What is the best way to create a pytorch dataloader from awkward arrays? #2189

radiradev · 2023-02-01T15:08:30Z

radiradev
Feb 1, 2023

I am looking for the most natural of creating a pytorch dataloader from awkward arrays, when the collection of those arrays does not fit into memory. The arrays I'm working with contain events with a variable-number of 4 vectors.

I tried to save the files to parquet and then using the torchdata API to load them (as shown here, however I get an error:

NotImplementedError: Unsupported Arrow type: large_list<item: float not null> This exception is thrown by __iter__ of ParquetDFLoaderIterDataPipe(columns=None, device='', dtype=None, source_dp=FileListerIterDataPipe, use_threads=False)

The nvidia-merlin library looks like it's made for this exact purpose but there isn't a lot of documentation.

jpivarski · 2023-02-01T17:56:00Z

jpivarski
Feb 1, 2023
Maintainer

large_list<item: float not null> is an Arrow data type—lists built with 64-bit indexes. PyTorch's ParquetDataFrameLoader must be going through pyarrow (a very common thing to do, since Arrow supports all of Parquet's types).
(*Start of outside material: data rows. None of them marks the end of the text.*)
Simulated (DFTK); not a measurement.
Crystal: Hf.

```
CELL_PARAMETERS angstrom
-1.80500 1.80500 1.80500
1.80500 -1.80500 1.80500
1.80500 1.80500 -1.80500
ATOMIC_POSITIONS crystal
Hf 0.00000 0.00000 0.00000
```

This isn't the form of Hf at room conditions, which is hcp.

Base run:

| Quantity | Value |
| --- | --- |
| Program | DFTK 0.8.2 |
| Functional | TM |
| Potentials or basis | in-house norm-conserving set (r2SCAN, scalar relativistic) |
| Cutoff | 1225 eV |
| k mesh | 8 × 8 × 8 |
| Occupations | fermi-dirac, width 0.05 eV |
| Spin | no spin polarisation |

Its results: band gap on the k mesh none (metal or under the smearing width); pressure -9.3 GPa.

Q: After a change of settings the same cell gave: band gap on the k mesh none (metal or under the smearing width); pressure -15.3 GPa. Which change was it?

There's also a list<item: float not null> type, which uses 32-bit indexes. Early in Arrow's development, this was the only list type, the argument being that if you really have 4 GB of data, it should be broken into separate partitions (row-groups in Parquet). But there are reasons why you sometimes want contiguous, large arrays, so large_list was later added.

Since it came later, large_list doesn't have as wide support as list among software products that use Arrow, and it's not too surprising that ParquetDataFrameLoader raises a NotImplementedError. They probably intend to implement it someday.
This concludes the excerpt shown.